News

Europe Has Descended Into the Age of Fire

Europe Has Descended Into the Age of Fire
Written by Techbot

Europe is on fire: For days, temperatures have skyrocketed above 100 degrees Fahrenheit (38 Celsius), shattering records and triggering huge wildfires that have forced tens of thousands from their homes. From Portugal to Spain to Greece, the flames have spread like a contagion. In the countryside surrounding Bordeaux, France, 75 square miles have charred in the past week. Blazes are even breaking out across London, a city not exactly known for fire weather. 

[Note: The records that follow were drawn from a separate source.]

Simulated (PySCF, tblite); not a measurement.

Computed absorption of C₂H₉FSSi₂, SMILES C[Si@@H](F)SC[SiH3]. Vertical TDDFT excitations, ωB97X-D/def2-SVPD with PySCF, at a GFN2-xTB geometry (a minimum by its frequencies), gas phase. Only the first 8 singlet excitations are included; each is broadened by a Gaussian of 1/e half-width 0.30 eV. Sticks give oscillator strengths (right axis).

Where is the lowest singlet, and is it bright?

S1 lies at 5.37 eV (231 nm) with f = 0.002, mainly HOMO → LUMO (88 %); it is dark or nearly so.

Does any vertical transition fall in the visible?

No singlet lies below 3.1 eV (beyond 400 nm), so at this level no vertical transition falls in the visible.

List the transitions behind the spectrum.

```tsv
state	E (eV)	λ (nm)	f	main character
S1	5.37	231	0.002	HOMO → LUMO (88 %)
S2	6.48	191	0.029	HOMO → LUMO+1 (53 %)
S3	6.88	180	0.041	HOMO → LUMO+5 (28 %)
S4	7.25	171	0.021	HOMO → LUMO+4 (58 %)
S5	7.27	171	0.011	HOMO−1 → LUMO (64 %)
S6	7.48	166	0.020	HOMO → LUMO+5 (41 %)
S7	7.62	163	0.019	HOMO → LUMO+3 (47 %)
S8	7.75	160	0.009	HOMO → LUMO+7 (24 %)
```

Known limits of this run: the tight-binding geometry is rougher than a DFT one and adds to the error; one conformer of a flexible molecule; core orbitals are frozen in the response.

Wildfires are, of course, a perfectly natural phenomenon and have periodically reset ecosystems for new growth throughout history. But in modern times, thanks to humanity’s meddling with the climate and the landscape, these fires have ballooned into unnatural beasts that instead obliterate ecosystems. Fire historian Stephen Pyne has termed this the Pyrocene, an age of flames

Over the past several years, many factors have conspired to create the massive wildfires seen in Australia and California. Climate change has created more intense heat waves and longer dry seasons, with more crisp, ready-to-burn vegetation. And human habitation is expanding from city centers into these increasingly dry wild zones. (In California, for example, folks are getting priced out of coastal regions and moving into cheaper areas in the forested eastern parts of the state.) The one constant among wildfires is that humans will find a way to start them, whether it’s a spark from a cigarette, a lawnmower, or a firework. “In the US, we have a wildland-urban fire problem—we define it as people foolishly moving into fire-prone areas,” says Pyne. But in Europe, he says, it’s the reverse: “Europe has an equally large problem, but it’s because people have moved out of areas.”

In countries like Portugal, Spain, and Greece, economic development has triggered migration into cities and away from pastoral industries, like farming and raising animals. “That economic shift meant that there were not enough people on the landscape to maintain traditional burning or to maintain traditional land use,” says Pyne. For thousands of years, farmers regularly burned their lands to clear out dead brush and make way for new growth, and to lower the risk of massive blazes. But as in California, many modern European communities have turned to a strategy called fire suppression—meaning putting out wildfires quickly before they have a chance to spread, destroy property, and kill people. That means fuel is piling up in the countryside, ready to burn. 

Because there are now fewer people living in the countryside—and also tougher conservation laws—forests have grown. While that is good for wildlife, it also adds fuel to the landscape. With fewer grazing animals to chew through grasses, that highly flammable fuel builds up even more. “So you start seeing these fires coming out, and it’s just relentless,” Pyne continues.

“In my lifetime as a firefighter, the size of the forests in our country has doubled,” says Marc Castellnou, an incident commander for the Catalan Fire Service and a fire analyst based in Spain. “So there has been a change in our society becoming more urban, and we’re losing the landscape management.”